De Blasio Taps Albany Budget Veteran Dean Fuleihan as Budget Director
DOWNTOWN BROOKLYN — Mayor-elect Bill de Blasio continued to staff up key positions in his administration Wednesday with the appointment of Dean Fuleihan, a long-time budget advisor to the New York State Assembly Speaker Shelly Silver, as his top budget aide.
De Blasio said he sees in Fuleihan both a fellow progressive, as well as a veteran administrator who can help him tackle the massive budget undertaking he’ll face when he takes office next month.
“I resolved from the beginning that we would find a verified progressive who also had the extraordinary skill to navigate and run our budget process,” de Blasio said. “Dean Fuleihan is that extraordinary talent who shares our values.”
Fuleihan spent more than 30 years as the fiscal and policy advisor to the Assembly speaker, where he acted as chief negotiator for that chamber in the budget process until 2011. De Blasio described Fuleihan was “deeply respected on both sides of the aisle and at both end of the capitol building” in Albany.
Now, Fuleihan will be the person to figure out how to put together a $70 billion city budget that is ambitious in its policy agenda, while also confronting the monumental fiscal challenges ahead.
More than 150 outstanding labor contracts have to be negotiated by the new administration, potentially punching a multi-billion dollar hole in the budget. There will also be the legacy costs of Hurricane Sandy and shrinking Federal dollars as Washington deals with its own fiscal issues.
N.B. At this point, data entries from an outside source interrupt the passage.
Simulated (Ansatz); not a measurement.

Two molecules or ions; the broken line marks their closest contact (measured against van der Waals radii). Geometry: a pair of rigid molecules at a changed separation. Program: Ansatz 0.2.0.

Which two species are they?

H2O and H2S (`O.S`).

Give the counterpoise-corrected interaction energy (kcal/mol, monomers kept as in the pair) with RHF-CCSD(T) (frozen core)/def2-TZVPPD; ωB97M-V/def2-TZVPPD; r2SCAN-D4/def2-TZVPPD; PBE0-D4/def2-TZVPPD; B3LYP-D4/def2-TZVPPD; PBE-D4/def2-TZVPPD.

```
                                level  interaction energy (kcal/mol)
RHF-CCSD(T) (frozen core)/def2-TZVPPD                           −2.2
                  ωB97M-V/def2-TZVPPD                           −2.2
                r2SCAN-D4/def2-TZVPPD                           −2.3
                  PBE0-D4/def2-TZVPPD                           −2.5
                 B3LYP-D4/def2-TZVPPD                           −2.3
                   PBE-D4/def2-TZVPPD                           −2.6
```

“That is the reality of an extremely tough fiscal situation and we will grapple with it resolutely,” de Blasio said.
Yet the Mayor-elect promised to deliver his signature proposal for universal pre-kindergarten, despite the budgetary obstacles, and Fuleihan said he intends to help de Blasio keep that promise.
“I'm doing this because the budget of the City of New York is more than numbers. It’s my chance to deliver on progressive values for millions of people in the five boroughs,” Fuleihan said.
When asked if he thought Albany would ultimately give de Blasio his tax increase to pay for his education proposal, Fuleihan said he was confident they would.
“The chances are excellent,” he said, noting that other mayor’s had come to Albany in the past and had received what they asked for—a favorite point of de Blasio’s.
“This is a tremendously popular proposal,” he continued. “It will be part of how we put together this overall plan and this overall policy agenda.”